National Guardsmen assigned to strike duty in Calumet found themselves in the midst of a freak snowstorm.
We’re no stranger to snow here in the Copper Country, but getting a taste of winter in September is unusual even for us. The bizarre weather and the tumult of the Western Federation of Miners copper strike combined to make September 1913 noteworthy for Houghton County.
On September 19, what the Calumet News described as “a freakish barometric disturbance” formed over Winnipeg and began to drift eastward. As it reached the Midwest on September 20, the storm apparently stalled, pummeling the Keweenaw Peninsula for nearly forty-eight hours. The weather bureau recorded winds of almost forty miles per hour, a number more typical of November weather than balmy September. Rain and sleet fell in sheets. The precipitation and high winds downed telephone lines and cut off service to some 600 phones, mostly in Calumet and Laurium.
Most notably, however, the storm blanketed the Copper Country with nearly three inches of snow. National Guardsmen called to Calumet to enforce order during the strike peeked out from their tents to find their neighbors’ shelters collapsed and coated in ice. A photographer captured five images of the storm’s aftermath in the camp on September 21, showing men with hands shoved into military-issued coat pockets, surveying the damage, squinting against the howling wind, and perhaps questioning their decision to join the National Guard. The images have since become part of the Brockway Photograph Collection (MS-019) at the Michigan Tech Archives.
Tents in the National Guard encampment fared poorly in the wintry gale.

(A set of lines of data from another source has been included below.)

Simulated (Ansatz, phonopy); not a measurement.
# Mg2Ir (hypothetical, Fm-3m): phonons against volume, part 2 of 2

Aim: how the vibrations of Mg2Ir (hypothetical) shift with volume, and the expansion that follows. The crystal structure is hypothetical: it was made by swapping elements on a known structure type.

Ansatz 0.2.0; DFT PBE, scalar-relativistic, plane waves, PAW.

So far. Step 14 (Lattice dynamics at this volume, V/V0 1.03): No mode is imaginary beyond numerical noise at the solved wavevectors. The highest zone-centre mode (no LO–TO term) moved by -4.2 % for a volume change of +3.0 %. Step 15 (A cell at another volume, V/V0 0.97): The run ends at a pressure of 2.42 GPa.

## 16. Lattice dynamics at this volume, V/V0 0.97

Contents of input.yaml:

It was a scene that could only have happened in 1913. At no other time in the Copper Country history could the weather and the course of labor relations have conspired to put these men and their camp in the midst of a September snowstorm.
Luckily, the forecast for Houghton County doesn’t include any snow for the foreseeable future. We will simply have to wait and watch to find out when those first flakes may fall. Anyone care to take a guess?